I ride regularly through village after village in the Leine Valley near Göttingen. Each has a story to tell spanning for some a thousand-year history and like so many in Central Europe they have been caught up in events beyond their control.
In the 17th century the Leine Valley was ravaged by conflict during the Thirty Years War and in the 18th once more the power games of the dominant nations were played out in the Seven Years War which raged in the area between 1756 to 1763 leading to more great suffering and economic chaos.
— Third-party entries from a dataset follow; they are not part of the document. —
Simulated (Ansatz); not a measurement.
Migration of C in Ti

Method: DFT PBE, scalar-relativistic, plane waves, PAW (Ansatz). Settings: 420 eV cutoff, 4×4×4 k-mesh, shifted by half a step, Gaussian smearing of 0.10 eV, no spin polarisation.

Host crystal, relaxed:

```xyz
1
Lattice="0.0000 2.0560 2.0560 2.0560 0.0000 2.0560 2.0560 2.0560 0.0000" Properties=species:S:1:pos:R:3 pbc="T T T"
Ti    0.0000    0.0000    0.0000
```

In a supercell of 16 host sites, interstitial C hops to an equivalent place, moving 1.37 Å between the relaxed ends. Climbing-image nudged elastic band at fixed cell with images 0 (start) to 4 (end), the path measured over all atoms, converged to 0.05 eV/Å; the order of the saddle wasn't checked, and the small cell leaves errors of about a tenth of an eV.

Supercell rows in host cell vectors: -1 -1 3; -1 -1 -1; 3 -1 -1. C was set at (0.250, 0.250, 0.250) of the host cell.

The people of these villages were swept along when Great Britain and France fought for imperial dominance. The British possessing a superior navy wanted to push the French out of their colonies and dominions across the World. Their plan was to subsidise the enemies of France such as the German speaking Prussian, Hessen and Hannoverian royal houses hoping they could pin France to continental Europe and weaken its presence around the world. This was ultimately successful, and it resulted in a territorial carve up not to the benefit of France.
My ride took me to Deiderode, and this village was the headquarters of the French in 1760 and they built a long defensive position made up of earthworks from the River Werra to the River Leine. Additionally, the French occupied the nearby city of Göttingen where I now live.
Overlooking 12th century Deiderode is the 370-metre high Gieseberg, and this was at the heart of the French fortifications. I was on my road bike and so I declined to climb the gravel forest road to the top.
In February 2021 I was at Deiderode to visit the site of a United States Airforce B17 called Lassie Come Home which was shot down here (one of six lost in a 30 second period in 1944).
All Along the Watchtower (military history of the area)
The Ride – 58KM (2 gravel sectors)
I visited, Obernjesa, Klein Schneen (looted in the 30 Years War), and Elkerhausen before I crossed the border into Hesse (a stream) on a gravel path into Marzhausen. Following a newly laid road I went through Hermannrode to Mollenfelde passing an old Jewish Cemetery. Near Mollenfelde stands the Berlepsch Castle (constructed 1368, almost destroyed and the family ruined in the 30 Years War & rebuilt 1894), and this was once a place for bird fanciers, poets, a Bhagwan and was visited by Goethe in 1801.
I should have gone back to Mollenfelde but went further down the hill until I realised, I was within six kilometres of Witzenhausen on the Werra River and I knew I had to retrace my steps.
Back in Mollenfelde I rode along a ridge of high ground with great views toward Jühnde Castle (destroyed in the 30 Years War) and the Gauß Tower to the West with Göttingen to the East into Deiderode. It was then a wonderful downhill section for many kilometres back to Klein Schneen where I let my whimsey guide me home via Friedland.